Ed tech author Audrey Watters wrote one heck of a MOOC synopsis for the movement’s 2012 history and future. The look back at 2012 hits a lot of the points this blog has attempted (in more words and with less skill), so it was the look forward that piqued me the most:
But as we see some of the unbundling start to occur, it feels as though there is a re-bundling of sorts. That is because, as Foucault would tell you, it is not simply a matter of “revolutionizing” the university and dismantling its “monopoly” on knowledge transfer and credentialing and then BOOM educational access and liberty and justice for all. Power is far more complex than that. As we unbundle assessment from the university, for example, it gets re-bundled with Pearson. As we unbundle the content from the campus classroom, it gets re-bundled with textbook publishers. With MOOCs, power might shift to the learner; it’s just as likely that power shifts to the venture capitalists.

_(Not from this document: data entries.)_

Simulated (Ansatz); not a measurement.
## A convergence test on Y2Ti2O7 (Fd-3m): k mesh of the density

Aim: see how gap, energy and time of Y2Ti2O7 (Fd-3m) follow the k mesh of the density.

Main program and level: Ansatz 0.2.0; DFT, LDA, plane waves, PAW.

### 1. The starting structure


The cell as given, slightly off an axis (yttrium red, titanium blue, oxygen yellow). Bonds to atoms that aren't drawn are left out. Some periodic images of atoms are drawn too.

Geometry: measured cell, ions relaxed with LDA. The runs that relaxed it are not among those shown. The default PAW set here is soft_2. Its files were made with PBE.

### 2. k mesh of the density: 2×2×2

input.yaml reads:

This is a really important consideration, and I am going to take a few steps back in order to go forward.
I visited Washington D.C. last March as part of my doctoral studies; I was charged with meeting lawmakers, lobbyists, professionals and anyone with their hands in the sausage factory of public policy. I took a good number of meetings with congressional aides (both for congresspeople as well as committee aides), governmental department directors, and various advocates for causes falling under technology and/or education. At the end of the week, when my doctoral cohort met together to debrief our week, we were asked to summarize our trip in three words. Some of my cadre chose words of power, others of idealism, others cynical. I was pragmatic:
Public-private partnership.
Everywhere I went, people were advocating opportunities for commerce and enterprise to assist government function. Party preference did not matter so much on this narrative — the most firebrand conservatives and the most Birkenstock liberals agreed that the likelihood of getting something done in Washington D.C. would be increased tenfold if you could merge a non-government entity (or even a quasi-government entity) with some aspect of the government. No one wanted to get too much into why PPP was the buzz of the town — I speculated the deficit, a generational warming to free enterprise, and even the impact of the Tea Party on the political landscape — but no one bit. Public private partnerships weren’t a good thing or a bad thing, they were the thing.
I realized later that trying to pinpoint the reason for public-private partnerships taking a key part in the American political narrative was a naive presumption. Public-private partnerships were not an idea that could be abstracted from policy, nor could one abstract the reason for their popularity. Things happen for a great multitude of reasons, some having more weight than others, and our society is shaped through economic, political, religious, cultural, aesthetic, scientific and popular codes of the time…and those substructures are shaped by one another. For a researcher interested in public-private partnerships, one cannot just say “They are what they are.” Rather, one must look at the influences that shaped this point in history, what this point is, and analyzing existing data of similar virtue to see what this point means for the future.
To call a MOOC a public-private partnership is, at its root, incongruent (#oped12). The big names in the MOOCsphere (Udacity, Harvard, Stanford, MIT) are private institutions…bringing venture capital and non-profit grants into the mix is an investment, not PPP. But education is a tenant of society…to pull from Sociology 101, it is as much a part of the superstructure as it is a part of the substructure. Education is accepted as a public good in our society, to the point that Education is one of 15 federal departments under the President. There are public universities affiliated with MOOCs, and private universities are not bereft of government funding. Education is a part of our society and our culture, and when forces of non-profit meet with forces of for-profit, we have a public-private partnership.
Now, what this means is the key…it’s what Watters alludes to, and what has .edu on its ear. Much of the MOOC hype and hysteria discusses the democratization of education, how education can be pulled from the arms of the institution and freed for the masses. But wasn’t that what the Internet did? What makes a MOOC different is the pretense of institution, the structure of course, and the promise of accreditation. And there is the pesky question of what the private arm gains out of the partnership…we know the public good is determined to push the noble pursuit of education for the masses, the democratization of higher education. That could be the end-game of the private side, but in the past it hasn’t been, so it’s tough to assume it will be today.